Trump Administration Campaign Against Venezuela
Beginning in late 2025, the Trump administration escalated a multi-pronged campaign of military and economic pressure against Venezuela, conducting lethal strikes on Venezuelan soil, seizing commercial tankers in international waters, and declaring an oil blockade — all without congressional authorization. The campaign's documented acts include a CIA drone strike on a Venezuelan coastal facility (the first U.S. attack on Venezuelan soil), the seizure of the crude tankers Skipper and Centuries under civil-forfeiture warrants, and a declared oil blockade via executive proclamation. Venezuela condemned the seizures as piracy and sought emergency UN Security Council review; war-powers resolutions in Congress failed to advance. This episode tracks the full arc of executive-directed military and economic actions against Venezuela, distinct from the broader Southern Spear drug-interdiction campaign in international waters.

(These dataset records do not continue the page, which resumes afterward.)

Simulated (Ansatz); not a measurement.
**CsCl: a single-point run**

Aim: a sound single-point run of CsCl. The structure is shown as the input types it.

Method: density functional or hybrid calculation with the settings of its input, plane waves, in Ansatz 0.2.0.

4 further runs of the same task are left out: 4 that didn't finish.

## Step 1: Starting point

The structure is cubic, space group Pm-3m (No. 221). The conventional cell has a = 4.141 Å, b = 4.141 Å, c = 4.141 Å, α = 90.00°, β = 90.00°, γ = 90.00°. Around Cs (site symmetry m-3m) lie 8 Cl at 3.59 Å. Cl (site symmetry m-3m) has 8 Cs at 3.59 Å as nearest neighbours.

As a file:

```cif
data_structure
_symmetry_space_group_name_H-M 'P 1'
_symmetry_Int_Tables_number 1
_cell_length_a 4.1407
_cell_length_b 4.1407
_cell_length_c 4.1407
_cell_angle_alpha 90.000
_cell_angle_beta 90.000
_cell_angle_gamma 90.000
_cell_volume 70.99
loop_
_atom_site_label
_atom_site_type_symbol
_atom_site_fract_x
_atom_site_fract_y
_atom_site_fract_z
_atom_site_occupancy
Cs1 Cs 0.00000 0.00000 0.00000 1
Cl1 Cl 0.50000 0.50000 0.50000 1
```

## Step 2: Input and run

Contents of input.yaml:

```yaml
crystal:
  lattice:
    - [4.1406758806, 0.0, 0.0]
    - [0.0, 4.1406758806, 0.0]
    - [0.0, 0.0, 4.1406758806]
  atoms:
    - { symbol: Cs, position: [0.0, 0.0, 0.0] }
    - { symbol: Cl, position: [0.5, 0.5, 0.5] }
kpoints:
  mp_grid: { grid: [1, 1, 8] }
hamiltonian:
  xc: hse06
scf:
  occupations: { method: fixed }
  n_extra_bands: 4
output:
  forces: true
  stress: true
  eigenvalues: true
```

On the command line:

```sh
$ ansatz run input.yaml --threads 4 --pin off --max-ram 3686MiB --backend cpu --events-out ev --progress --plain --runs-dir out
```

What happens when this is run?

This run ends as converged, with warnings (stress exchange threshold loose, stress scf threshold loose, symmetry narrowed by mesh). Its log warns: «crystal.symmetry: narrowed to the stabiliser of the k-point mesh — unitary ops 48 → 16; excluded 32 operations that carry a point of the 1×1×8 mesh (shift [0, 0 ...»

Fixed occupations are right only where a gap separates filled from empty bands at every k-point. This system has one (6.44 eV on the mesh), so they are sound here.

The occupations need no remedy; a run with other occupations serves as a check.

Documented in this episode (4)
Trump directed U.S. forces to seize oil tanker Skipper off Venezuela, opening blockade campaign without congressional authorization
On December 10, 2025, U.S. forces seized the crude-oil tanker Skipper off the coast of Venezuela in a pre-dawn operation launched from the USS Gerald R. Ford, boarding the vessel with Coast Guard and Marine personnel under a DOJ civil-forfeiture warrant. President Trump announced the seizure at a White House event, declaring the U.S. would keep the roughly 1–2 million barrels of Venezuelan crude on board. The action — the first vessel seizure of a broader oil-blockade campaign — was carried out without congressional authorization; Venezuela condemned it as "an act of international piracy."
Trump orders unilateral "complete blockade" of sanctioned oil tankers off Venezuela
On December 16, 2025, President Trump announced via Truth Social that he had ordered a "complete blockade" of all U.S.-sanctioned oil tankers going to and from Venezuela, declaring the country "completely surrounded by the largest Armada ever assembled in the History of South America." The unilateral order — issued without congressional authorization — became the operational basis for a wave of Coast Guard tanker seizures and interdictions off Venezuela in the days and weeks that followed.
U.S. Coast Guard seizes Panama-flagged oil tanker Centuries off Venezuela as Trump's oil 'blockade' escalates
In a pre-dawn operation on Saturday, Dec. 20, 2025, the U.S. Coast Guard seized a Panama-flagged oil tanker named Centuries off Venezuela, the second sanctioned tanker the United States took within roughly ten days, as part of President Trump's declared "total and complete blockade" of sanctioned oil vessels entering or leaving Venezuela. The White House called Centuries a "falsely flagged vessel operating as part of the Venezuelan shadow fleet," while Venezuela condemned the seizure as "a serious act of piracy" and said it would complain to the U.N. Security Council.
CIA drone strike hits dock on Venezuela's coast — first known U.S. attack on Venezuelan soil
On or about December 24, 2025, the CIA carried out a drone strike on a dock on Venezuela's coast that U.S. officials said was used by the gang Tren de Aragua to load drugs onto boats; no one was reported on the dock and no one was killed. It was the first known U.S. attack inside Venezuelan territory, a sharp escalation of the administration's pressure campaign against Nicolás Maduro beyond the at-sea "drug boat" strikes. President Trump publicly claimed credit, saying the U.S. had "knocked out" a "big facility" in "the dock area where they load the boats up with drugs."